因此,当您使用Mercurial时,同一分支中有两个历史记录,因为分支名称在这两个存储库中都是固定的有意义的东西。每个历史的叶子是一个头,你通常会合并它们来创建一个头。



但是在Git中,获取远程分支不会实际上影响你的分支。如果您从 origin 获取 master 分支,它将进入名为 origin /主 [2]。 git pull origin master 只是简单的两步操作:将远程分支获取到 origin / master 中,然后合并那个分支插入你当前的分支。但是他们不必有相同的名字;您的分支可以称为开发干线或其他任何东西。您可以将任何其他分支拉入或合并到其中,并且可以将其推送到任何其他分支。 Git并不在乎。



这让我回到你的问题:你不能将第二分支头推到远程Git存储库,因为这个概念不会不存在。您可能会推送到具有重名名称的分支( bitbucket_master ?),但据我所知,您无法更新遥控器的遥控器远程。



但是,我认为你的计划并没有什么意义,因为没有分支的分支机构暴露于这两个存储库,你必须将它们合并,或者你会合并一个,然后将它镜像到另一个之上......在这种情况下,你无缘无故地将第二个存储库置于无用状态。



是否有一个原因,你不能这样做:


  1. 选择一个存储库为规范 - 我假设BitBucket。克隆它。它变成 origin


  2. 将另一个存储库添加为名为 github


  3. 让一个简单脚本定期获取两个远程并尝试合并 github 分支到原点分支。如果合并失败,请中止并向您发送电子邮件或其他内容。如果合并是微不足道的,将结果推送到两个遥控器。


当然,如果你只是做所有的工作在功能分支上,这一切都变得不那么成问题。 :)




[1]它变得更好:您可以合并来自不同存储库的分支,无论历史如何共同点。我已经完成了这项工作来合并分开开始的项目;他们使用不同的目录结构,所以它工作正常。 GitHub对其页面功能使用了类似的技巧:页面的历史存储在一个名为 gh-pages 的分支中,该分支位于同一个存储库中,但完全没有共同的历史记录与您的项目的其余部分。

[2]这是一个白色的谎言。该分支仍然称为 master ,但它属于称为 origin 的远程,并且斜杠是用于引用它。这个区别可能很重要,因为Git没有关于分支名称中斜线的疑问,所以你可以有一个名为 origin / master 的本地分支,这会影响远程分支。 p>

I have two repository urls, and I want to synchronise them such that they both contain the same thing. In Mercurial, what I'm trying to do would be:

hg pull {repo1}
hg pull {repo2}
hg push -f {repo1}
hg push -f {repo2}

This will result in two heads in both repos (I know it's not common to have two heads, but I'm doing this for synchornisation and it needs to be non-interactive. The heads will be merged manually from one of the repos and then the sync run again).

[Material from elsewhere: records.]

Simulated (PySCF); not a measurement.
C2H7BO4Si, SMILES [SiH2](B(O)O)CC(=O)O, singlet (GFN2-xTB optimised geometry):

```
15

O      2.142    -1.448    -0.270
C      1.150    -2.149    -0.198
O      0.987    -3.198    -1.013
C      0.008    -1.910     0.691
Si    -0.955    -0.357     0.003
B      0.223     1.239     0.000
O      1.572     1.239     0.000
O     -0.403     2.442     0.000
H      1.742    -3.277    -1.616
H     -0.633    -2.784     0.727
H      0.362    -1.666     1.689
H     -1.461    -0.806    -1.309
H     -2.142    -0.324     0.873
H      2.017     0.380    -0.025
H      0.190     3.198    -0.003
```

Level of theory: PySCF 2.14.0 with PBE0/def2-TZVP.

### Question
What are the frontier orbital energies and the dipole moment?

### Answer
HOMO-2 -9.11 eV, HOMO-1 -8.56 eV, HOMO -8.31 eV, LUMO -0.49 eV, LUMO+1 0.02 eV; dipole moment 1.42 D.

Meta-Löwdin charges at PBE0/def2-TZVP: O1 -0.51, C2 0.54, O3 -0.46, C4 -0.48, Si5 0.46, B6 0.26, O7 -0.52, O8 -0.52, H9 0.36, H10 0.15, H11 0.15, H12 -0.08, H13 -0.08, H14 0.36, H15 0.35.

I'd like to do the same thing in Git. Eg., with no user interaction, get all of the changes into both repos, with multiple branches/heads/whatever to be merged later. I'm trying to do this using urls in the commands, rather than adding remotes(?), as there could be a number of repos involved, and having aliases for them all will just make my script more complicated.

I'm currently cloning the repo using git clone --bar {repo1} however I'm struggling to "update" it. I've tried get fetch {repo1} but that doesn't seem to pull my changes down; git log still doesn't show the changeset that has been added in repo1.

I also tried using --mirror in my push and clone, but that seemed to remote changesets from repo2 that didn't exist locally, whereas I need to keep changes from both repos :/

What's the best way to do this?

Edit: To make it a little clearer what I'm trying to do...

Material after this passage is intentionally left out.